Over 10,000 people came to witness the dedication of the new national cemetery at Gettysburg, Pennsylvania. Many came to see the final resting place of their loved ones. Some thought the ceremony was macabre, as one Federal soldier remarked, “The skeletons of these brave men must be handled like the bones of so many horses, for a price, and wedged in like herrings in a box on a spot where there was no fighting–where there was no fighting–where none of them fell! It may be all right, but I do not see it.”
President Abraham Lincoln had been invited to make a “few appropriate remarks” at the ceremony. He left the home of event organizer David Wills, where he had spent the night, at 10 a.m. He wore a black suit, black stovepipe hat, and white gauntlets. He rode on horseback to the procession gathering at the town square; some remarked that the horse was too small for him. The procession included six governors along with many other statesmen, military officers, ambassadors, politicians, and public figures. The grand marshal was Lincoln’s friend and bodyguard Ward Hill Lamon.

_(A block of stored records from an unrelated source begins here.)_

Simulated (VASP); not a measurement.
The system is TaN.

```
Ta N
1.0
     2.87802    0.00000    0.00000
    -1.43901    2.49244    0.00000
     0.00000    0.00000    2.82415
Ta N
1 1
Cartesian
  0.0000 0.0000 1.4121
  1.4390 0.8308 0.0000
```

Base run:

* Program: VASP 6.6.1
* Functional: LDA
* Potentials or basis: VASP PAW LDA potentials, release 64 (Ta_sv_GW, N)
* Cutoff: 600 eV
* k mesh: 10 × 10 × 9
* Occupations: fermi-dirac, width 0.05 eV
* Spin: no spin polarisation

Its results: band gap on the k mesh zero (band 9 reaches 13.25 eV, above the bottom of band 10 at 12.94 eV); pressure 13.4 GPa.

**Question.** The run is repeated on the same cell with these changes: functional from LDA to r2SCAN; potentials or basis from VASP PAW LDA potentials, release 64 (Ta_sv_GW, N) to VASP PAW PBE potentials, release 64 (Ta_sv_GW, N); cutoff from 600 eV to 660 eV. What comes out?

The procession participants slowly marched to the new cemetery, less than a mile away. As many as 9,000 people formed a semicircle around a platform to witness the ceremony. Local merchants sold food, battle artifacts, and flowers. Lincoln chatted with the other dignitaries on the platform as they waited for keynote speaker Edward Everett to appear.
Upon Everett’s arrival, the ceremony began with a song played by Birgfeld’s Band of Philadelphia. Reverend Thomas Stockton, chaplain of the U.S. House of Representatives, said a prayer in which he accused the Confederacy of being “prepared to cast a chain of Slavery around the form of Freedom, binding life and death together forever.” Stockton said that the Confederate victory on the first day at Gettysburg “was the mockery of God and man.”
After a song by the Marine Band, Everett rose and delivered a two-hour account of the battle. A correspondent noted, “The brave old statesman seemed imbued with the genius of oratory. His voice was clear, satisfying, every note in tune, no signs of age. He never hesitated for a word, and as his oration was historical, and argumentative, with no special flights of eloquence, showed a marvelous memory.”
Everett concluded by proclaiming that “there will be no brighter page than that which relates the Battles of Gettysburg.” Benjamin B. French, the Commissioner of Public Buildings who oversaw the redecoration of the White House when the Lincolns moved in, sang a hymn he had written for the event. Someone reported that “the music ran on a bit.” Lamon then introduced the president.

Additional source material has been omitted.